I'm familiar with what a BBWC (Battery-backed write cache) is intended to do - and previously used them in my servers even with good UPS. There are obvously failures it does not provide protection for. I'm curious to understand whether it actually offers any real benefit in practice.
(NB I'm specifically looking for responses from people who have BBWC and had crashes/failures and whether the BBWC helped recovery or not)
Update
After the feedback here, I'm increasingly skeptical as whether a BBWC adds any value.
To have any confidence about data integrity, the filesystem MUST know when data has been committed to non-volatile storage (not necessarily the disk - a point I'll come back to). It's worth noting that a lot of disks lie about when data has been committed to the disk (http://brad.livejournal.com/2116715.html). While it seems reasonable to assume that disabling the on-disk cache might make the disks more honest, there's still no guarantee that this is the case either.
Due to the typcally large buffers in a BBWC, a barrier can require significantly more data to be commited to disk therefore causing delays on writes: the general advice is to disable barriers when using a non-volatile write back cache (and to disable on-disk caching). However this would appear to undermine the integrity of the write operation - just because more data is maintained in non-volatile storage does not mean that it will be more consistent. Indeed, arguably without demarcation between logical transactions there seems to be less opportunity to ensure consistency than otherwise.
If the BBWC were to acknowledge barriers at the point the data enters it's non-volatile storage (rather than being committed to disk) then it would appear to satisfy the data integrity requirement without a performance penalty - implying that barriers should still be enabled. However since these devices generally exhibit behaviour consistent with flushing the data to the physical device (significantly slower with barriers) and the widespread advice to disable barriers, they cannot therefore be behaving in this way. WHY NOT?

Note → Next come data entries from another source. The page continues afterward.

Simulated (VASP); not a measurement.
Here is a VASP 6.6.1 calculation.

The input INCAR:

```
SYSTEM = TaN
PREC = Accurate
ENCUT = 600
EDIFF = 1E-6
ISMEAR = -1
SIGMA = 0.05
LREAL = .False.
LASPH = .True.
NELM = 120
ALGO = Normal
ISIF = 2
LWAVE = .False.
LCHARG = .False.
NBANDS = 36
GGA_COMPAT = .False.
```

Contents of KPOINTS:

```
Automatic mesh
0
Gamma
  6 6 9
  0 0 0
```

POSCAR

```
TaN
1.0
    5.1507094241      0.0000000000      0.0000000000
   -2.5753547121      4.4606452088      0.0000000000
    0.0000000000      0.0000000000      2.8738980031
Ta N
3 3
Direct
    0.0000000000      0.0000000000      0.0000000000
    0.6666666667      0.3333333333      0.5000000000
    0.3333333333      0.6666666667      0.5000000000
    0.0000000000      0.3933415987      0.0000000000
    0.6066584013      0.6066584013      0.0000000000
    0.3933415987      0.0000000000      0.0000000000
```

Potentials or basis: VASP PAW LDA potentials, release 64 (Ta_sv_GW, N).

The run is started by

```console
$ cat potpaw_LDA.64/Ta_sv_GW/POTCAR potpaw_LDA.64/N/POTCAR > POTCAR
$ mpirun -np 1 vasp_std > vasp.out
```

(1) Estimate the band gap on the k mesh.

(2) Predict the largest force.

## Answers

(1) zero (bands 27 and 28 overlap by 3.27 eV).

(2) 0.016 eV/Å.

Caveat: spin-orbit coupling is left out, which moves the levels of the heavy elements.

If the I/O in the OS is modelled as a series of streams then there is some scope to minimise the blocking effect of a write barrier when write caching is managed by the OS - since at this level only the logical transaction (a single stream) needs to be committed. On the other hand, a BBWC with no knowledge of which bits of data make up the transaction would have to commit its entire cache to disk. Whether the kernel/filesystems actually implement this in practice would require a lot more effort than I'm wiling to invest at the moment.
A combination of disks telling fibs about what has been committed and sudden loss of power undoubtedly leads to corruption - and with a Journalling or log structured filesystem which don't do a full fsck after an outage its unlikely that the corruption will be detected let alone an attempt made to repair it.
In terms of the modes of failure, in my experience most sudden power outages occur because of loss of mains power (easily mitigated with a UPS and managed shutdown). People pulling the wrong cable out of rack implies poor datacentre hygene (labelling and cable management). There are some types of sudden power loss event which are not prevented by a UPS - failure in the PSU or VRM a BBWC with barriers would provide data integrity in the event of a failure here, however how common are such events? Very rare judging by the lack of responses here.
Certainly moving the fault tolerance higher in the stack is significantly more expensive the a BBWC - however implementing a server as a cluster has lots of other benefits for performance and availability.
An alternative way to mitigate the impact of sudden power loss would be to implement a SAN - AoE makes this a practical proposition (I don't really see the point in iSCSI) but again there's a higher cost.